Keys and New Cars

 In Story

I have embraced woodland life in many ways since moving to Brown County. In some ways I’ve really personified the stereotype. I chop my own wood, hunt mushrooms, drive a tractor, I even own a pickup truck. I’ve had several actually, and as my wife says, my life seems somehow incomplete unless I have some pile of junk to work on. I’m ever in hope of a mechanical resurrection of some kind. Even though my day job is fairly technical, my heart is at its fullest when I’m driving around in something that I can fix with a hammer and bailing wire. I have a certain appreciation for crank-up windows and manual transmissions. My favorite beater was an old F150 from the previous century with a great throbbing inline 6 engine that I’m proud to say was often installed in school busses and dump trucks. A rolling dose of woodland testosterone. And I could fix it with my Leatherman tool. I know, because I did. A lot.

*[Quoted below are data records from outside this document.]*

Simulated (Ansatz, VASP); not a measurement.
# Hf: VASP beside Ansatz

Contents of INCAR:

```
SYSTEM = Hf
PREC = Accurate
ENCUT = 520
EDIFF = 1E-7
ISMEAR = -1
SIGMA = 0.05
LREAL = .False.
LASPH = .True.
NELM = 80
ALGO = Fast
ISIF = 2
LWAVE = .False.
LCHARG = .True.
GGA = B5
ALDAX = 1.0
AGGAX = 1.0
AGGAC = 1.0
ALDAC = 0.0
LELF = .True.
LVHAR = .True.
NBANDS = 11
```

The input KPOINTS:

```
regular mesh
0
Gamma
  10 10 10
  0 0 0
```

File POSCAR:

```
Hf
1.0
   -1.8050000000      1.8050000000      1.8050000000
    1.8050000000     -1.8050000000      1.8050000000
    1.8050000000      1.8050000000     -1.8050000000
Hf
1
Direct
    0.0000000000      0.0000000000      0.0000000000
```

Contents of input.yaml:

Well, things transpired as they often do, and it was time for Dear Wife to get a new vehicle. I’m not sure how it happened because it occurred so quickly, but we went to the dealer in the old Ford, and came home in a new RAM. My bride was thrilled and I was a little disoriented. This truck had everything. Power windows, a heated steering wheel, a button that would raise the suspension for more ground clearance… it even had a big screen on the dash that I swear could show you YouTube videos. She was driving the future.

I don’t get to drive it too much, as she’s commandeered it with all of her stuff. Kids car seats, insulated bags, boxes of tissues, and various implements of shopping destruction. I’m happy that she’s happy, though I do miss the beater truck, and here’s why:

Last Sunday I had to deliver a big tent to a friend in town. It only made sense to load it into the truck since that’s what it’s made for. I loaded her up, jumped in with the keys, and was immediately disoriented. I’m used to twisting an ignition key and this has a big start button that you push. So after following the appropriate launch procedure as directed by mission control screen, I got a message “Key fob Battery Low”. I can change that later, right? Right.

So I went on my way and made my delivery to the delight of my friend, and you can guess what happened next. Upon preparing to launch for my return trip home the big screen told me “keyfob not detected”. It was right there in my hand, but no amount of pleading and button punching would convince the truck from the future that I was authorized to make it go. This was a first. I’ve run out of gas, run out of air in the tires, even run out of antifreeze, but I have never run out of “ignition key” before. It’s almost as insulting as running down a battery powered book, but that’s another story for another day.

Being resourceful, I pried open the keyfob and walked across the street to the drugstore to get a new battery. Problem solved! On my walk I also had plenty of time to consider investing in the battery business, since every new car runs on these blasted coin shaped things these days. But I digress.

Once back at the truck I opened up the battery package, or more accurately, I tried to. That blister pack was made of some super-plastic that was hermetically sealed on all sides. “Safety sealed for your protection” should have been the warning! I tugged, I tore, I even chewed on that package. Here I was in this rocket powered truck surrounded by uber-technology that lets me tune the radio by voice command, and I couldn’t start the blasted thing because I needed a stone aged tool to break open the battery packaging. I didn’t think I’d need the Leatherman tool to fix the new uber-truck. It was sitting home in my little travel tool kit that is allegedly unnecessary in these new vehicles.

Eventually the packaging relented, and needless to say I was late getting home. When I got there and explained what had happened, Dear Wife said “Honey, the truck should have told you about the battery so you could change it before you left the house”. Yes baby, the truck told me. It looks like even the new truck thinks I need to be a better listener. So, let my misadventure be a lesson to us all. You can take the boy out of the woods, but you should never let him take the Leatherman out of his pocket.